The London Metropolitan Police have been secretly using super-sensitive cameras and sound recorders on its Air Support Unit helicopters, raising fears that the government is spying on the lives of ordinary British citizens in violation of their civil liberties.
East London residents have recently become used to regular flights by the choppers based at Lippitts Hill out in Epping Forest.
However, the NBC News channel has revealed the aircraft are using cameras that allow their operators to recognize the color of one’s clothes from over one kilometer away, thanks to their ‘spotter scope’ x1000 zoom capability.
The cameras are reportedly able to see on rooftops and other inaccessible places very clearly with "as much detail as they need to" in a fashion that allows a “good clothing description” of their target.
This is while the choppers are also equipped with “multiple number of recorders” that enable them to gather evidence that is “not just visual, it’s audio as well.”
The police have claimed the capability will be put to use during the Olympics and public order situations to "facilitate crowd movement and crowds dynamics.”

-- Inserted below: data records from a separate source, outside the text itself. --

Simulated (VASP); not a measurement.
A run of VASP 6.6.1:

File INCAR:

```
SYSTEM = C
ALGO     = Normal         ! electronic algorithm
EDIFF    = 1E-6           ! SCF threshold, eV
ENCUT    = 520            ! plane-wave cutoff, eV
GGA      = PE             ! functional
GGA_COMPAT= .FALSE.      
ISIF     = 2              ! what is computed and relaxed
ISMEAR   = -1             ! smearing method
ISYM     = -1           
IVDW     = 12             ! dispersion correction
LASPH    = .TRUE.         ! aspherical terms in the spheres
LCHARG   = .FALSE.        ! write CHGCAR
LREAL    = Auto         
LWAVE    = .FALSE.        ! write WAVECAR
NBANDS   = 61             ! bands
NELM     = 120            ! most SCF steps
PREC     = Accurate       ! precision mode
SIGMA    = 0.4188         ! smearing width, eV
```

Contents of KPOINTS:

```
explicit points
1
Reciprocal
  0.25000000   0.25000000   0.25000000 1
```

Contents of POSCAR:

The Met's Sergeant Richard Brandon told NBC that the cameras will provide "reassurance for the public" during the Games.
However, in the context of the government’s ongoing efforts to draft a law to increase its surveillance powers on the public’s emails and social media and the revelations back in February that councils have spent half a billion pounds (£515m) on CCTV cameras in four years, a big question remains hanging in the air: whether the government is to breach the public’s civil liberties to ‘reassure’ their security.